Emily Bibb, the curator of The Paul R. Jones Collection of American Art at The University of Alabama, gave the keynote address to a packed house at the Flint (Michigan) Institute of Art’s 16th Annual Community Gala on January 28. The gala was a celebration of the opening of the exhibition Bibb curated for the FIA, Ways of Seeing: The Paul R. Jones Collection of American Art at the University of Alabama, a celebration of Black History Month, and a fundraiser to add works by Black artists to their permanent collection. FIA recently opened a new gallery dedicated to art by African American artists, which includes a quilt by Tuscaloosa artist Yvonne Wells. Ways of Seeing is on display in the FIA’s Henry and Hodge galleries where Bibb also held a question-and-answer session for visitors the following afternoon. The show will be up through April 23, 2023.
A portion of Bibb’s talk focused on Paul R. Jones’ initial impetus to collect art and how it influenced his mission for the collection:
“Paul saw that not many people were collecting art by Black artists. He didn’t see art by Black artists in the museum exhibitions and galleries he visited. I like to remind students that what we know about art history is very much related to what artwork survives into the present. What we deem important is in many cases simply what was preserved by people long gone. Paul both understood that and had a more immediate concern. If Black artists couldn’t sell their artwork, they likely wouldn’t keep working as artists. Their contributions as documentarians and interpreters of the community around them could be lost while they were still alive. Paul saw value in Black artists representing the Black community. So, he narrowed his focus, and for the rest of his life, he championed Black artists, especially those working within the Black art community in Atlanta, where Paul made his home.”

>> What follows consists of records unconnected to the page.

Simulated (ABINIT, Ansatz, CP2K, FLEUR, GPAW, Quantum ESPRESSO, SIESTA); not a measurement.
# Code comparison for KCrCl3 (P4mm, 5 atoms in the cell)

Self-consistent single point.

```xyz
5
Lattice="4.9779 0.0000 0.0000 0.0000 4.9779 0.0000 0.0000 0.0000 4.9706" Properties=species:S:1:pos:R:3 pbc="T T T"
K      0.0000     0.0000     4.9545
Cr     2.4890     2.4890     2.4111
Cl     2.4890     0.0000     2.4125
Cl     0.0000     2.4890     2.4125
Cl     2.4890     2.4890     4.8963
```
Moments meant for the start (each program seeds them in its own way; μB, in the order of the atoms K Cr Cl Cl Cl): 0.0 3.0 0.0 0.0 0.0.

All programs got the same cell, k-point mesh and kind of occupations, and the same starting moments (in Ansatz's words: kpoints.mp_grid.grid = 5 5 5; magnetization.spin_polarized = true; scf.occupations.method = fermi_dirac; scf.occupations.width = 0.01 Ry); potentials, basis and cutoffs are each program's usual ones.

During her tenure at UA, Emily Bibb has curated, co-curated or overseen a wide variety of exhibitions for the Jones Collection and the Paul R. Jones Museum, as well as traveling shows, including the Houston Museum of African American Culture and the Museum of Contemporary Art of Georgia (MOCA GA). Her curated exhibitions include It Don’t Come Easy, in conjunction with the UA School of Music and the Alabama Blues Project; “My Spot in the Sunlight:” A For Freedoms Exhibition; and BAM – ‘Black Panther’ and the Black Arts Movement in the Paul R. Jones Collection. Bibb holds an MA in museum studies from New York University, and an MLIS from The University of Alabama.